Planting New Roots In The Bronx
With the arrival of Spring, the IRC in New York’s partnership with Drew Gardens – a two-acre community garden in the South Bronx – is in full swing. Every Thursday afternoon, refugees and asylees from such diverse countries as Afghanistan, Bhutan, Burma, Cameroon, Pakistan and Sierra Leone eagerly make their way to East Tremont Avenue to learn a new approach to farming.
Prior to being displaced by conflict, many refugees were farmers or owned small businesses that featured fresh produce. By being part of a community garden such as Drew Gardens, newly arrived refugees are now able to share their unique agricultural and eating traditions with the local community as well as learn new urban gardening techniques.

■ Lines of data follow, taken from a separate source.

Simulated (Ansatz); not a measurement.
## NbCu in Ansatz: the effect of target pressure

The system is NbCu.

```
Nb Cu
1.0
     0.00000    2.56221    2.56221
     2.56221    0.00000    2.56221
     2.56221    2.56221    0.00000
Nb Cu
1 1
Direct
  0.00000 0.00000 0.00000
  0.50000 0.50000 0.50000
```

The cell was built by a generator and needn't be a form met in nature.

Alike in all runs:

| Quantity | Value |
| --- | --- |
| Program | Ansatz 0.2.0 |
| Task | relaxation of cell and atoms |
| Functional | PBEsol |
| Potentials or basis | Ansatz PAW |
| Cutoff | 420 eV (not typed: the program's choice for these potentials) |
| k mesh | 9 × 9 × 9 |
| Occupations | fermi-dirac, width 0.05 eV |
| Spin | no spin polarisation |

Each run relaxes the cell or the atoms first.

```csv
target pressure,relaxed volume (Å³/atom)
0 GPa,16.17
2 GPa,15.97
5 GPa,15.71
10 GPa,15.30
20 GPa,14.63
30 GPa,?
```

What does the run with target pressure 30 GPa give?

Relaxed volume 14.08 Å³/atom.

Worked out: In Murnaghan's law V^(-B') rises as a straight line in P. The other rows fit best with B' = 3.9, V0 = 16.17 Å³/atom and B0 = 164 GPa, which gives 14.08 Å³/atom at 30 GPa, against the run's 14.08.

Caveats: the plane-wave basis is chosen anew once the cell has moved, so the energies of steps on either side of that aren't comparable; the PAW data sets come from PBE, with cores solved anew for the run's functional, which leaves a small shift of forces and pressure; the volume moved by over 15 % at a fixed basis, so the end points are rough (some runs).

On one recent Thursday, the IRC gardeners were introduced to the method of square foot gardening in a raised bed, a system which Angele, an asylee from Cameroon, found to be “a great idea because you can plant so many different things at one time.” Equipped with string, wooden stakes and seeds, Angele and her fellow gardeners, Bindya from Bhutan and Nene from Mali, carefully divided one of the raised beds into several square-foot sections and diligently planted and watered strawberries, carrots, Swiss chard, radishes and lettuce. While these seeds were being sowed, Mariama from Guinea and Pasi and Pasang Puti, two sisters from Nepal, were learning about the benefits of composting as they shoveled and sifted soil, systematically removing worms, grubs and snails, and delicately returning to the compost bins. At the other end of the garden, Sorie and Yakuba, two teenage boys from Sierra Leone, helped load wheelbarrow after wheelbarrow of mulch to spread along the garden walkways, creating more distinct paths with better footing for all future visitors to the garden.